Is it worth tarring up the directory and opening an issue on GH?

Eric Ihli14:05:52

Nothing obvious jumped out as the cause in my ls/`cat`ing of the files in there.

refset14:05:43

Sure, I'd certainly give it a look if you're willing

refset16:05:06

@UJP37GW2K wonderful, thanks! 🙂

rschmukler13:05:13

Hey all! I was wondering if anybody had done any benchmarking w/ Crux or just had a general sense of how many datoms / documents it could hold before performance becomes a consideration. Current write load is around 20 thousand documents / day, each w/ about 50 attributes. Also considering using it for more "real-time" data which would be about 3,000 records/minutes, ~5 attrs each

refset13:05:07

Hey 🙂 we're running nightly benches against various topologies, for our own regression testing and comparative benchmarking. This is a small part of our report from last night's run of the WatDiv test suite:

Crux Bench Logs
APP :watdiv-crux (embedded-kafka-rocksdb)
========
ingest (PT5M13.03S, +16.83%. 7D Min: PT3M59.288S, 7D Max: PT5M25.777S): {:av-count 2823472, :bytes-indexed 1936552400, :doc-count 521585, :entity-count 521585}
docs-per-second: 1666
avs-per-second: 9019
bytes-indexed-per-second: 6186475

refset13:05:54

I believe WatDiv documents typically have 10+ attributes each

refset13:05:07

The upper limits to this scaling are heavily dependent on Rocks, as it is doing all of the heavy lifting, but in general we've been really impressed with Rocks' ability to maintain a consistent throughput (both reads and writes) even whilst compaction is happening

refset16:05:37

@UEC8W94AE hey, just making you see these responses. Let me know if there are any other stats that might help

rschmukler17:05:25

@U899JBRPF thank you a ton for these! Super helpful. Does read performance degrade based on number of writes to the attribute over time? ie. is the materialized view computed from a EATV index? Is it cached? Otherwise does it degrades linearly with the an increase of writes over time T?

refset18:05:28

Glad that helped :) as to your questions: no, no, no and no

refset18:05:44

Crux is designed for fast ad-hoc point-in-time queries regardless of the amount of history (valid time or tx time). This is possible because of carefully crafted indexes, including a special z-order curve temporal index

refset19:05:37

The most authoritative place to observe the internal index structure is at the top of codec.clj

rschmukler19:05:43

Awesome, will take a look! Thanks again for the knowledgeable replies, super helpful 🙂

🙏 4
rschmukler13:05:25

I realize it'll likely depend a lot on backend store choice, but also, for the sake of discussion, let's say I choose the most applicable backend store

Eric Ihli21:05:48

I'm trying to view a list of all transactions. I'm using open-tx-log to get the cursor, but I can't figure out how to view the transactions. Any advice? Thanks.

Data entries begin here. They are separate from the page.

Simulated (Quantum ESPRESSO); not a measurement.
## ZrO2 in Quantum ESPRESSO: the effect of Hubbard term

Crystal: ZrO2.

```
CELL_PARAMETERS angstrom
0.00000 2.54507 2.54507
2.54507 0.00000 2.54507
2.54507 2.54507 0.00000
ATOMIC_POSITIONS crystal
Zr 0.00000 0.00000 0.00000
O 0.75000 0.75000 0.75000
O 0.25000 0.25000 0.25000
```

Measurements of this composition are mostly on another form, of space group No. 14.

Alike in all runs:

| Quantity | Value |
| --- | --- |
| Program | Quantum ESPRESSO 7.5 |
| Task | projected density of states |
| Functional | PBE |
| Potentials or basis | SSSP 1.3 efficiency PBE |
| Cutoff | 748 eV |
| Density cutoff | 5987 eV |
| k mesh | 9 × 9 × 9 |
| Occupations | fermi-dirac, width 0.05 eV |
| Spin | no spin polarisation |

(let [cursor (crux/open-tx-log adb/conn 0 true)
        coll (take 20 cursor)]
    (.close cursor)
    coll)
;; => ([:close-fn #function[crux.node.CruxNode/fn--50885]]
;;     [:lazy-seq-iterator
;;      #object[clojure.lang.SeqIterator 0x59fca46 "[email protected]"]])  

refset21:05:29

Hey again, you will need to use interator-seq before you can use take - for examples, see: https://github.com/juxt/crux/blob/2076b528a0a790b5f063ed3639de4775842a7287/crux-test/test/crux/api_test.clj#L264

🤙 4
Eric Ihli21:05:11

Thanks again!

🙏 4